Dear Companies That I Think Are Infringing: Don’t Make Me Go Thug! Love, IP Nav

There’s something just so endearing about a grown man using language normally reserved for the youngsters of a generation.  Personality, as we know from the Monsanto v. Bowman seed stealing case, matters and that is no more apparent than in this article in the New York Times about Erich Spangangberg, he of IP Nav um…fame?  Notoriety? Infamy?  You pick.

Herein lies the rub:

“Erich saved our bacon,” said Steve Dodd, a patent holder with a client company called Parallel Iron. “We were more than $1 million in debt and I was getting ready to file for bankruptcy.”

I have no intimate knowledge of what Parallel Iron does or what Steve Dodd’s patent is for so I’m going to just go right ahead and speak out of turn by saying that if you’re having to file for bankruptcy, might there be a reason beyond “I haven’t monetized my IP correctly?”  Something along the lines of tough competition, a failed new product release, a global recession, I hired my sister to do my books and she stole me blind…you know, things like that?  And really, Steve, how much of what Erich got in the patent shakedown licensing that he did for you did you get to keep?  It’s been said that

only about $6 billion of that money wound up in the hands of inventors,” said James Bessen, a co-author of the study and a professor at the Boston University School of Law.

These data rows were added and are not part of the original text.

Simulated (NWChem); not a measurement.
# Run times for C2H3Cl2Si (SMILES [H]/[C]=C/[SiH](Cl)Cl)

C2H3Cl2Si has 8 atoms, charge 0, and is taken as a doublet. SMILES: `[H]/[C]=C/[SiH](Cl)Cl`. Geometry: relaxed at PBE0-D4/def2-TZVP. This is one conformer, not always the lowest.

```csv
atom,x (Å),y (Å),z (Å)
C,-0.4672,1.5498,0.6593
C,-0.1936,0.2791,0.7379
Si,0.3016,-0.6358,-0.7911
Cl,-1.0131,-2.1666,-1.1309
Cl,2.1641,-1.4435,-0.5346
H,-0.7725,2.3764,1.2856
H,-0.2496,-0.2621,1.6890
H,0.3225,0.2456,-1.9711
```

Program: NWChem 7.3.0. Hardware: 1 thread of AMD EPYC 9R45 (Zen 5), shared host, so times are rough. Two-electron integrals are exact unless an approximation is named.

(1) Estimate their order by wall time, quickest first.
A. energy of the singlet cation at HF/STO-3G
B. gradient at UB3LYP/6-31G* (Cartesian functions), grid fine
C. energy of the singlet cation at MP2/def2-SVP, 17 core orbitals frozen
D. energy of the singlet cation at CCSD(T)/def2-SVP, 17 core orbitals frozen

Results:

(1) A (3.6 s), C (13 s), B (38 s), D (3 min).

I know that study has come under question, by me as well as few others, but if the numbers are in fact to be believed, then 6 billion out of the 23 billion that was spent on these lawsuits is {pulls up calculater} is 20.68%.  So all those inventors that companies like IP Nav are claiming to help are getting roughly 21 cents on the dollar.  Well, that seems fair.  I realize that Parallel Iron managed to come out of their negotiations with 42.5% of any settlement revenue so they’re beating the average.  But that’s still less than 50%, which tells me what we all already know:  IP Nav and their ilk have no true interest in helping the small inventor, they have an interest in helping their own bottom line, and the bottom line on their bottom line is this:  “…[they are] profiteering from a flawed and creaky legal system.”

This little nugget was fascinating:

He stands about 5-foot-6 and was bullied as a child because of his height. He always fought back, he says, and he usually lost; his nose has been broken by an assortment of fists. This has given him a lifelong hatred of bullies, which explains, he says, why he wound up in a job where he often stands with a small company assailing a larger one.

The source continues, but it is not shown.